Wednesday, December 5, 2012

Largest Ever Insider Trading Ring Used Kōans, Haiku to Transmit Information

Our second Haiku post in a week!*
From Cassandra Does Tokyo:
Insider Trading Secrets Revealed: It's All In The Haiku 
US Attorney for the Southern District Court of New York, Preet Bharara, may have his work cut out for him in trying to land the big fish atop what many believe to be the largest and most profitable insider trader endeavor ever.

Bharara is rumoured to have secretly questioned former employees of the target, none of whom are under investigation nor under threat of being charged, but nonetheless were believed to have given the US Attorney important insights into how it worked. After the revelations, the mood of his legal team was reported to be decidely sombre.

Here is what he has learned: Analysts, portfolio managers, brokers with juicy tips, have long been under strict instructions never to reveal material non-public information to the big fish since as everyone knows, that's illegal under current laws and their interpretation by the higher courts. But that doesn't mean the big fish doesn't want to know. Or trade accordingly should it become known. But, in order to not transgress the law, he needs to figure "it" out himself, whatever "it" is. To be free to act and trade in such situations, he needs to have the equivalent of an epiphany, or miraculous revelation, one that no court could prove, nor jury unanimously find, was the result of receiving inside information.
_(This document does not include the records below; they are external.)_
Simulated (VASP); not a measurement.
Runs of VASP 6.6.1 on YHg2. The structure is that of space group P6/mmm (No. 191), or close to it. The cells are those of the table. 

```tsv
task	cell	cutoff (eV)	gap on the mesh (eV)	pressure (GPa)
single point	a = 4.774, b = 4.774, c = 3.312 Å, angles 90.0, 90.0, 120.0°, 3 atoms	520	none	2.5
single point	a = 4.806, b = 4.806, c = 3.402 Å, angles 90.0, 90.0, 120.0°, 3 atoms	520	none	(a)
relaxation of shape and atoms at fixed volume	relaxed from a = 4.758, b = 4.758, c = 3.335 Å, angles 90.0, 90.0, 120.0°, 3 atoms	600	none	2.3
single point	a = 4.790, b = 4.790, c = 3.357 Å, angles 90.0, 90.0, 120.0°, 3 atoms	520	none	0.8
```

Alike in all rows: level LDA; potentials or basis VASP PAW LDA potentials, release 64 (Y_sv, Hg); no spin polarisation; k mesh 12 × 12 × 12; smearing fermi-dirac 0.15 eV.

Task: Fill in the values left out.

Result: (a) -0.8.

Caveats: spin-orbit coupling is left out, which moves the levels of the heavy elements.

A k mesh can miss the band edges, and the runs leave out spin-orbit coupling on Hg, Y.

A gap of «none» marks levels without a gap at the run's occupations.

Enter the obscure and enigmatic Japanese art of Kōans and Haikus. The Kōan is an ancient form of teaching representing an allusive metaphor, conveyed by a perplexing story, parable, dialogue or series of impenetratable questions that confront the seeker with a riddle of sorts. The purpose is to provoke sudden awakening in the unenlightened or in western parlance, cause an epiphany, of precisely the type the big fish needs to insure no jury would ever be able to make the connection between something that superficially makes no sense, and that which requires years of rigorous zen-buddhist training to tease out.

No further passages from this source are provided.